Language Vulnerabilities base document

Collated by: Brian Wichmann

1 Foreword
2 Scope
    2.1 In Scope
    2.2 Not in scope
    2.3 Cautious approach
3 Vulnerability issues
    3.1 Human factors
    3.2 Predictable execution
        3.2.1 Language definition
        3.2.2 Precision of Language
    3.3 Portability
4 Guideline selection process
    4.1 Cost/benefit analysis
    4.2 Documenting of the selection process
5 Conformance
    5.1 Claiming conformance to requirements in this document
    5.2 Claiming conformance to a language specific guideline document
    5.3 Deviations
        5.3.1 Deviation approval requirements
6 Producing language specific guidelines
7 Evaluating a guidelines document
    7.1 Objectives of guideline document
    7.2 Coverage of guidelines relative to objectives
A Bibliography
B Factors that need to be covered in a proposed guideline recommendation
        B.0.1 Expected cost of following a guideline
        B.0.2 Expected benefit from following a guideline
    B.1 Language definition
    B.2 Measurements of language usage
    B.3 Level of expertise
    B.4 Intended purpose of guidelines
    B.5 Constructs whose behavior can vary
    B.6 Example guideline proposal template
        B.6.1 Coding Guideline
C Language-specific guidelines
    C.1 Guidelines document for language XYZ
D Recommendations considered and rejected
E Glossary
F Document details

(Please email comments/corrections to me.)

This version has heading and structure following the ISO requirements. However, it is not a draft standards document.

Title of proposed Technical Report: Guidance to Avoiding Vulnerabilities in Programming Languages through Language Selection and Use.

1 Foreword

2 Scope

2.1 In Scope

Applicable to any computer programming language.

Applicable to software written, reviewed and maintained for any application.

Applicable in any context where assured behaviour is required, e.g. security, safety, mission/business criticality etc.

2.2 Not in scope

This technical report does not address software engineering and management issues such as how to design and implement programs, using configuration management, managerial processes etc.

The specification of the application is not within the scope.

2.3 Cautious approach

The impact of the guidelines in this technical report are likely to be highly leveraged in that they are likely to affect many times more people than the number that worked on them. This leverage means that these guidelines have the potential to make large savings, for a small cost, or to generate large unnecessary costs, for little benefit.

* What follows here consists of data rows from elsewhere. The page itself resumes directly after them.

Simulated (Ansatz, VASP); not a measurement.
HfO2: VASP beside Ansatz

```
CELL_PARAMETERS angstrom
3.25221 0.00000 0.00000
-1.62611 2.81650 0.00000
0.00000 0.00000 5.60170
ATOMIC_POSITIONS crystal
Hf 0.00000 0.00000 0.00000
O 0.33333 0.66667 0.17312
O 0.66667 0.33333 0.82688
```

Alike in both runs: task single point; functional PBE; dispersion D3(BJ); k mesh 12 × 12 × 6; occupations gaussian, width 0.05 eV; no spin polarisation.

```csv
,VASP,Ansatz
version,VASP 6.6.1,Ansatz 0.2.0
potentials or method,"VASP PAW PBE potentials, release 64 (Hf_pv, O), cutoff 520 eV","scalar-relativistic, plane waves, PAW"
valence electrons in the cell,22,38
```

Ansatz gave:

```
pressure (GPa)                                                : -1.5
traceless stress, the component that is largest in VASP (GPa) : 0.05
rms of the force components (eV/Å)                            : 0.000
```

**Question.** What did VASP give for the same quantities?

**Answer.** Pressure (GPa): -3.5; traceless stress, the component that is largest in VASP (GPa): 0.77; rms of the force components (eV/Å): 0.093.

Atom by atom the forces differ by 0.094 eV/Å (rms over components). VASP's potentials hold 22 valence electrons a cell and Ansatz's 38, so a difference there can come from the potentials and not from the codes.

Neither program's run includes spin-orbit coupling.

Some of the reasons why a guideline might generate unnecessary costs include:

Little hard information is available on which guideline recommendations might be cost effective.
It is likely to be difficult to withdraw a guideline recommendation once it has been published.
Premature creation of a guideline recommendation can result in:
- Unnecessary enforcement costs (i.e., if a given recommendation is later found to be not worthwhile).
- Potentially unnecessary program development costs through having to specify and use alternative constructs during software development.
- A reduction in developer confidence of the worthwhileness of these guidelines.

For these reasons this technical report has taken a cautious approach to creating guideline recommendations. New guideline recommendations can be added over time, as practical experience and experimental evidence is accumulated.

References

The following reference are primary ones which are likely to be in the final version of the guidelines. See the bibliography for working references which may not be in the final Technical Report.

[2]: ISO/IEC TR 15942:2000, "Information technology - Programming languages - Guide for the use of the Ada programming language in high integrity systems"
[3]: Motor Industry Software Reliability Association. Guidelines for the Use of the C Language in Vehicle Based Software, 2004 (second edition). NB: the first edition should not be used/quoted in this work.
[4]: Joint Fighter Air Vehicle: C++ Coding Standards for the System Development and Demonstration Program. Lockheed Martin Corporation. December 2005.
[5]: J Barnes. High Integrity Software - the SPARK Approach to Safety and Security. Addison-Wesley. 2002.
[6]: ISO/IEC 15291:1999, Information technology - Programming languages - Ada Semantic Interface Specification (ASIS)
[7]: Ada 95 Quality and Style Guide: Guidelines for Professional Programmers. http://www.adaic.com/docs/95style/html/cover.html
[8]: Software Considerations in Airborne Systems and Equipment Certification. Issued in the USA by the Requirements and Technical Concepts for Aviation (document RTCA SC167/DO-178B) and in Europe by the European Organization for Civil Aviation Electronics (EUROCAE document ED-12B). December 1992.
[9]: IEC 61508: Parts 1-7, Functional safety: safety-related systems. 1998. (Part 3 is concerned with software).
[10]: ISO/IEC 15408: 1999 Information technology. Security techniques. Evaluation criteria for IT security.

3 Vulnerability issues

For the definition of vulnerability, see Annex E.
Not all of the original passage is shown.